Andrew Hart is an ASO Consultant at Phiture helping companies to optimize the visibility and conversion of their apps in both the App Store and Play Store through Apple Search Ads, CRO experimentation, and keyword optimization processes.
Creativity can be a fickle beast, flowing lavishly one day and merely dribbling out like sap from a tree the next. In the world of ASO, creativity plays a huge role in the ideation of experiments, helping uncover variants that can increase conversion rates by double digits and then some.
As publishers, ASO consultants and app marketers, we all need to question what to test next. Broadly speaking, we have two options: messaging or aesthetics. This question can largely be answered using Phiture’s CRO Loop, however, I’d like to focus on the messaging aspect in particular and a methodology that has helped me create over one hundred experiment ideas in only a few hours.
“Don’t sell the steak, sell the sizzle”.
– Elmer Wheeler
Users don’t care about features unless they can solve a problem. If you’ve got their attention you’ll win their hearts by communicating emotionally and in their language. That’s what Elmer Wheeler was talking about with the sizzle and it’s the rare occasion steak can be relevant to App store optimization. Building an emotional connection with users, even for a split second, will help bring your brand to the front of mind the next time they’re thinking about your product’s category.
The creative matrix is a framework that can help build this connection by providing a scaffolding to guide the ideation process, just seeing intersections of the matrix alone can be enough to help us come up with ideas we may have been overlooking.
To begin, you add an important value across a horizontal axis, some related, equally important, value down the vertical and start filling in the crossroads. It’s a simple concept that can do wonders for your experiment roadmap, helping to expand ideas and foster divergent thinking.

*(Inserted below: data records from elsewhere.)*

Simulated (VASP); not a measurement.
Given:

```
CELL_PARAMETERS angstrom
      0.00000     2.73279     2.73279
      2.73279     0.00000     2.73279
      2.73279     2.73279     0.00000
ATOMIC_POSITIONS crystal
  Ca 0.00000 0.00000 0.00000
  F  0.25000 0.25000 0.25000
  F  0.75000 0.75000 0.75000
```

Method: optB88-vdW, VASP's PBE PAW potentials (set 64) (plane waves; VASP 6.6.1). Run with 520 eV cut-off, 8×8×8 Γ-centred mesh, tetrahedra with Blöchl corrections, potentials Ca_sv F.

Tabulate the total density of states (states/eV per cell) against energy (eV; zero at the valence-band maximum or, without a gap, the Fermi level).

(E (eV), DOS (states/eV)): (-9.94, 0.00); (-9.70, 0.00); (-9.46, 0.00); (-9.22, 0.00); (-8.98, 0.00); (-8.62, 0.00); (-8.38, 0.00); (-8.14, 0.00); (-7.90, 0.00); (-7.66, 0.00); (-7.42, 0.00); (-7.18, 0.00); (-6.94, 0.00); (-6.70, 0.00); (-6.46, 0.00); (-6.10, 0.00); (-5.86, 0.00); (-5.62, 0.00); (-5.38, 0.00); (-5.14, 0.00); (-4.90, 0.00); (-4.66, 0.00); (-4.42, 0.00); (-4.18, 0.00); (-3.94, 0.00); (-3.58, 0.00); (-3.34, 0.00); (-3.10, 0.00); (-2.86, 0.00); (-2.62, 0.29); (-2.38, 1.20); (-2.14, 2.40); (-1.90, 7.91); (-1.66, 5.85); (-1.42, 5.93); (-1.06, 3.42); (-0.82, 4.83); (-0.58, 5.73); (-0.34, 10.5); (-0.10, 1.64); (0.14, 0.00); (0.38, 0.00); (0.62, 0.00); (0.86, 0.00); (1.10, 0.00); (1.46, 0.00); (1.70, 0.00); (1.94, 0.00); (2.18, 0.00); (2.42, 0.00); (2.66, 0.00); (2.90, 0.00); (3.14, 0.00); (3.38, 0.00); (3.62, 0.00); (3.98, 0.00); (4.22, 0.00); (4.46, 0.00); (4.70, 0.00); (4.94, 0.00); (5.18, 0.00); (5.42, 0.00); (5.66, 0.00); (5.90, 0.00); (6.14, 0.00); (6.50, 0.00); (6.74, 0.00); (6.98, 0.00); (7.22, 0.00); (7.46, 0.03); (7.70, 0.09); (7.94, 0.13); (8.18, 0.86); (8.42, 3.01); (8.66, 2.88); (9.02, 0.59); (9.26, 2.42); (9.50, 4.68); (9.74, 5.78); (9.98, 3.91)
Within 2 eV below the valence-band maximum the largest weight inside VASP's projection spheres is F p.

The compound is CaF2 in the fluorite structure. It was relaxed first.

Let’s imagine for a moment we work for the health and fitness app Strava, we’ve been tasked to create new messaging to bolster the release of the company’s new branding and screenshot designs. We need to let the customer know we can solve their problem whilst finding a sweet spot that emotionally links the brand and its features with a user’s values.
The horizontal
Start with the horizontal axis. These are the pillars of truth that fortify the strength of your app: the value propositions. For Strava, these are likely to be improved performance, better health, community, competition and knowledge (of routes and performance for example).
The vertical
In the vertical lies product features. For Strava we’re talking about activity tracking, performance analysis, training plans, fitness objectives, competitor insights, and social networking.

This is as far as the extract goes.